Recent hateful targeting of journalists – predominantly women of colour – has sparked condemnation by community and political leaders.
But for columnists, who share their opinions for a living, this isn’t a new issue.
While the digital age has brought unprecedented access to information, our society has also seen a proliferation of online harassment, especially for those in the public domain.
Our guests will share their experiences and discuss approaches to help end online hate, threats and harassment directed at journalists.
At the next Canadian Journalism Foundation’s (CJF) J-Talks Live free webcast on Thursday, October 28 at 1 p.m. ET, newspaper columnists Daphne Bramham, Vancouver Sun, Shree Paradkar, Toronto Star and Elizabeth Renzetti, The Globe and Mail, will explore the contemporary challenges faced by columnists.
“A strong, diverse media is vital for a well-informed, democratic society,” says CJF Executive Director Natalie Turvey, “We need big voices in Canada’s newsrooms to explore complex subjects, bear witness and provide knowledgeable comment on the issues of the day. We are thrilled to have Daphne, Shree and Elizabeth share their experiences and discuss approaches to help end online hate, threats and harassment directed at journalists.”

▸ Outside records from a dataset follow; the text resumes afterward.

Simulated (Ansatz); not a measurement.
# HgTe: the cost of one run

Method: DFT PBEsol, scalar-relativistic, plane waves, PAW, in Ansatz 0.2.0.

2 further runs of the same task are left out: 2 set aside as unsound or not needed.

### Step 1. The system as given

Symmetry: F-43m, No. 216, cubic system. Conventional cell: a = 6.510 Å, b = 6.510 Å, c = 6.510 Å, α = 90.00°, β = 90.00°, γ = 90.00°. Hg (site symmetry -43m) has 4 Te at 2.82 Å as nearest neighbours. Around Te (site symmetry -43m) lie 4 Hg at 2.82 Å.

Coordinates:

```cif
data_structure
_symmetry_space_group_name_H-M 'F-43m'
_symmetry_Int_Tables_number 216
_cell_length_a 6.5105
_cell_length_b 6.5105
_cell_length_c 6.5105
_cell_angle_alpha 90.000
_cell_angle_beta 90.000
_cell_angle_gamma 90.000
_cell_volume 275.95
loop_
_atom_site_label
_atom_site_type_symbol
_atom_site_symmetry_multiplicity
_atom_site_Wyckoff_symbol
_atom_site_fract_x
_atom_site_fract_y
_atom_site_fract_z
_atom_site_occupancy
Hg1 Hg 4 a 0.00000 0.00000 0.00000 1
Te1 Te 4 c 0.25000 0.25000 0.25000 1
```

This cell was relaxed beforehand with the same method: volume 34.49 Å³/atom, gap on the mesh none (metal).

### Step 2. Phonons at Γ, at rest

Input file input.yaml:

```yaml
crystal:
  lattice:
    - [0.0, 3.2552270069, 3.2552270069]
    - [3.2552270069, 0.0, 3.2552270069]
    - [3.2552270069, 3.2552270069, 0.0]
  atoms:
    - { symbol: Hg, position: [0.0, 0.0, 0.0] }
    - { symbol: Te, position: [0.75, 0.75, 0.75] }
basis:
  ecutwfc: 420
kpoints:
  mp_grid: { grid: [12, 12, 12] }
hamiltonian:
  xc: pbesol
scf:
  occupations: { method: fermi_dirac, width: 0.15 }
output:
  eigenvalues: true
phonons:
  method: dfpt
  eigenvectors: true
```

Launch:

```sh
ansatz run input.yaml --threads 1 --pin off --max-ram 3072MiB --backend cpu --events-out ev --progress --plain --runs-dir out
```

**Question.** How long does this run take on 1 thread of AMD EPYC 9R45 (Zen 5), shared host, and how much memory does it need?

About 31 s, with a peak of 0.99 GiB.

Daphne Bramham has been a columnist with the Vancouver Sun since 2000 and has written extensively about the rights of children, women, and animals. Bramham’s 2008 book, The Secret Lives of Saints: Child Brides and Lost Boys in Canada’s Polygamous Mormon Sect, was a finalist for three national, non-fiction book awards.
Shree Paradkar writes on anti-oppression and social justice issues. Paradkar is also the Toronto Star‘s – and Canada’s – first internal ombud, a position created to develop an anti-racist newsroom. Winner of two Amnesty Awards for Human Rights reporting, Paradkar is the author of Betrayed: My cousin’s wrongful conviction for the murder of her daughter, Aarushi.
Elizabeth Renzetti’s column runs weekly in the Globe and Mail where she is also a feature writer. She is the author of two books, the essay collection Shrewed: A Wry and Closely Observed Look at the Lives of Women and Girls and the novel Based on a True Story. In 2020, she won the Landsberg Award for her reporting on gender equality.
Together, they will be in conversation with Anna Maria Tremonti, one of Canada’s best-known journalists and host of the CBC podcast More.
This free virtual event is part of the CJF’s J-Talks Live program that explores pressing journalistic issues.